Hello there,
I am currently trying to scale out of sample predictions in pyspark. Suppose that:
- I have a pretrained model i’ve trained and stored in a unity catalog somewhere (my idata frame). This model takes a pandas (not pyspark dataframe) dataframe of covariates and outputs interval level predictions (so i have a pd.DataFrame → pd.DataFrame like model)
- I have a wrapper (mlflow.pyfunc) that loads my idata frame and uses the trace to sample the posterior predictive function. storing it as a new idata frame of predictions
- My wrapper function then reshapes, sizes, and calculates corresponding interval predictions from the values in (2)
Now, I have tested that my model and the corresponding pyfunc wrapper work as expected Now I want to:
- Create a very large covariate frame in pyspark
- Parition this over the rows n times
- For each partition, run my predict function
- Write the predictions to a delta table
- End
I have been attempting to make use of mapInPandas(); as my prediction is not scaler in nature, as show below:
test_covariate_frame = #my frame of covariates
def predict_partition(iterator):
model = mlflow.pyfunc.load_model("my hopefuilly cool model")
for pdf in iterator:
preds = model.predict(pdf)
pdf['predictions'] = preds
yield pdf
predictions = (
test_covariate frame,
.repartition(10)
.mapInPandas(
predict_partition,
schema=test_ps.schema.add("predictions", "double")
)
)
display(predictions)
The reason why I am using mapInPandas() here is that, according to the docs- each partition is converted into a pandas dataframe where all intermediate calculations are then run. The docs claim that I can run any python function, as opposed to some of the other map() like pyspark functions that are intended for scaler output.
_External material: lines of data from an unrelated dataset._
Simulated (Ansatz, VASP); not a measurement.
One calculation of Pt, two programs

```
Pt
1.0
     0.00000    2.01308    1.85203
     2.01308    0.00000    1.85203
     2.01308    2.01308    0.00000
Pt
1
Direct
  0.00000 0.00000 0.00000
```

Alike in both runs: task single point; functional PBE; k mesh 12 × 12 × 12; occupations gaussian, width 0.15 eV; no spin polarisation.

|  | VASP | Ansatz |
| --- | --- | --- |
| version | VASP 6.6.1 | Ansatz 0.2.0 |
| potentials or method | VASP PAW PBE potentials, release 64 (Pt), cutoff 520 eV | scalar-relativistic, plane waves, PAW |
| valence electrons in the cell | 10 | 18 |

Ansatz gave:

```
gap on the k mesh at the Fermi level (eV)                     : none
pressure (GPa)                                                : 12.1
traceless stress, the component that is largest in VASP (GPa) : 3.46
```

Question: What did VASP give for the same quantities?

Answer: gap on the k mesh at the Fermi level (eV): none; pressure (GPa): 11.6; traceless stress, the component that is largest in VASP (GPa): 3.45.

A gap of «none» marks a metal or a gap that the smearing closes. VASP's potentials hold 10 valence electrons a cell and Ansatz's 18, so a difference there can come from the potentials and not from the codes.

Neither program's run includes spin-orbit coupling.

Sadly, I am being thrown some generic looking pyspark errors, and I’m at my wit’s end as to what could be causing the issue. Some things I have considered:
- multi threading issues on single cores worker arising from pm.sample_posterior_predictive (which i have ruled out)
- bad imports from relying on dbfs as opposed to unity catalog
- Incorrect pyfunc definition (as I can load my model and call my pyfunc wrapper without any issue)
Has anyone attempted to ‘chunkify’ their covariate frames when it comes to out of sample prediction using pyspark? If so, what are your recommendations?
Thanks!